Search code examples
dasknetcdfpython-xarraynoaa

Trying to open a series of netCDF files with using OpenDAP


I want to open all the data from 1950-2005 using xarray and open_mfdataset. https://www.esrl.noaa.gov/psd/thredds/catalog/Datasets/ncep.reanalysis/surface/catalog.html

This is what I have done so far:

source=https://www.esrl.noaa.gov/psd/thredds/catalog/Datasets/ncep.reanalysis/surface/air.sig995.years.nc

    files = [source for years in range(1950,2005,1)]
    ds=xr.open_mfdataset(files)
    print(ds)

However, I cannot seem to get my list interpreted to be read into the variable years within source.

Any ideas?

Thank you in advance.

EDIT: path = 'https://www.esrl.noaa.gov/psd/thredds/catalog/Datasets/ncep.reanalysis/surface' files = ['{0}/air.sig995.{1:04d}.nc'.format(path, years) for years in range(1950,2005,1)] print(files) nc = netCDF4.MFDataset(files)
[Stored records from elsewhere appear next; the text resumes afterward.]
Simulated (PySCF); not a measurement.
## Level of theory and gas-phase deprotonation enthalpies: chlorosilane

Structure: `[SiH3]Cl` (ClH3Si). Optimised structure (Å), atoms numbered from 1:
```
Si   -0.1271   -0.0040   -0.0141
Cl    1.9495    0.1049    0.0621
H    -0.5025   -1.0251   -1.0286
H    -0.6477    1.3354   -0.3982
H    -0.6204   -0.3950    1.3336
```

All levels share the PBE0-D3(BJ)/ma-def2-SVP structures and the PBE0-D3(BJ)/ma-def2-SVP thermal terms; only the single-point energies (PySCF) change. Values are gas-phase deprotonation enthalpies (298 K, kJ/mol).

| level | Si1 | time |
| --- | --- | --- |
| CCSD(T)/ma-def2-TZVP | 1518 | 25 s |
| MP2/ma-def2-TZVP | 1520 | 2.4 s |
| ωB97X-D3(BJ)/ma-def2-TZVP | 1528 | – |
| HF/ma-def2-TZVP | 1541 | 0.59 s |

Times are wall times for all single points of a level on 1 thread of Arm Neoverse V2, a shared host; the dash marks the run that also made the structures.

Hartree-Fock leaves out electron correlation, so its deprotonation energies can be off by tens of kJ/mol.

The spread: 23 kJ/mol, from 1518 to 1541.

This is the code I am using. When I try to open up these files I get an error:

OSError: [Errno -90] NetCDF: file not found: b'https://www.esrl.noaa.gov/psd/thredds/catalog/Datasets/ncep.reanalysis/surface/air.sig995.1948.nc'

Did I not enter the path correctly?


Solution

  • All files are named air.sig995.YYYY.nc, so you need something like:

    files = ['air.sig995.{0:04d}.nc'.format(years) for years in range(1950,2005,1)]
    

    Which produces:

    In [2]: files
    Out[2]: 
    ['air.sig995.1950.nc',
     'air.sig995.1951.nc',
     'air.sig995.1952.nc',
     'air.sig995.1953.nc',
     .....
    

    You can also easily include a (remote) path here (if required):

    path = '/some/file/path'
    files = ['{0}/air.sig995.{1:04d}.nc'.format(path, years) for years in range(1950,2005,1)]
    

    See https://pyformat.info/ for more information on string formatting in Python.